Former top executives at ITT Educational Services, the parent company of defunct ITT Technical Institute, have settled fraud charges with the Securities and Exchange Commission, avoiding a trial that was slated to begin Monday.
A judgment order entered Friday puts to rest civil fraud charges filed in 2015 against former ITT Chief Executive Kevin Modany and former Chief Financial Officer Daniel Fitzpatrick. The charges accused them of deceiving investors about high rates of late payments and defaults on student loans backed by the company.
Neither Modany nor Fitzpatrick admitted or denied wrongdoing, but they agreed to pay penalties of $200,000 and $100,000, respectively. Both are barred from serving as officers and directors of public companies for five years. The agreement arrives nearly a year after SEC commissioners rejected an earlier settlement with the executives.
“Holding individuals accountable — particularly senior executives — is a critical focus of our enforcement program,” Stephanie Avakian, co-director of the SEC’s division of enforcement, said in a statement. “These settlements, entered into on the eve of trial after years of litigation, reflect our commitment to this accountability.”
Attorneys for Modany did not immediately respond to requests for comment.
Fredric D. Firestone, one of the attorneys at McDermott Will & Emery representing Fitzpatrick, said his client “is pleased to put this matter behind him.”
In 2015, the SEC accused ITT’s top brass of making secret payments on delinquent accounts to delay defaults instead of disclosing the tens of millions of dollars in impending losses to investors. Executives assured investors in conference calls that the programs were performing well, while ITT’s obligations to pay out on soured loans began to balloon, according to the complaint.
ITT created two in-house student-loan programs as private lenders retreated from the market at the height of the 2008 financial crisis. Banks stopped extending credit to students at for-profit colleges because of their historically high default rates.
To get investors to finance the in-house loans, ITT offered a guarantee to limit the risk of students not repaying the debt. If a certain percentage of loans soured, the company agreed to cover the principal, interest and fees.
Because ITT kept the loan programs off its balance sheet, investors did not have direct information about the performance of the debt. When students began defaulting en masse around 2011, all investors could rely on was the company’s word, according to the SEC complaint.

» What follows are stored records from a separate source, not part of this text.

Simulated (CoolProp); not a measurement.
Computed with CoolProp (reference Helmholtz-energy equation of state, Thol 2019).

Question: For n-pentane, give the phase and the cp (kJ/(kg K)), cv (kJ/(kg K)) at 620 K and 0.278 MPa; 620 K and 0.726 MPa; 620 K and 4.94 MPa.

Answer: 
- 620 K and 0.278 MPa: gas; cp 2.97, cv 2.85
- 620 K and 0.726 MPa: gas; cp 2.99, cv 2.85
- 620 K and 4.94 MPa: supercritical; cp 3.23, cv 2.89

The following fall, ITT paid $8 million as guarantee obligations came due, but executives allegedly failed to inform investors the company was facing an additional $30 million in payments at the end of that year. The SEC says the company used accounting tricks to hide the impending financial trouble. It was not until 2014 that ITT reported more than $60 million in charges related to its loan programs, a revelation that sent its stock plummeting.
At the time the SEC charges were filed, ITT issued a statement denouncing the allegations and insisting the evidence did not support the regulators’ claims. The company said it consulted with an independent auditor to confirm its accounting was appropriate.
The company ceased operations at all of its ITT Technical Institutes in 2016 after the Education Department curtailed its access to federal loans and grants when an accrediting body threatened to pull the school’s accreditation amid mounting lawsuits and investigations.
Days after shutting down 137 campuses and leaving 35,000 students and 8,000 employees in the lurch, the company filed for bankruptcy protection to liquidate its business. That bankruptcy case continues to drag on as creditors, federal regulators, state attorneys general, jilted employees and students lay claim to the remaining assets.
Earlier this year, a federal judge recognized a $1.5-billion claim that ITT Tech students who attended the school between 2006 and 2016 asserted against the company for breach of contract and consumer protection violations. That means if there is money in the estate to pay unsecured claims — debts that are not assured payment — at the end of the bankruptcy, students would receive a share.
“It is outrageous that the executives get to walk away with a sweetheart deal from the SEC while ITT students will be lucky to get a sliver of justice in ITT’s bankruptcy and the Department of Education refuses to cancel students’ fraudulent debt,” said Toby Merrill, an attorney representing the students in the bankruptcy case, who is also director of the Project on Predatory Student Lending at Harvard Law School.
Douglas-Gabriel writes for the Washington Post.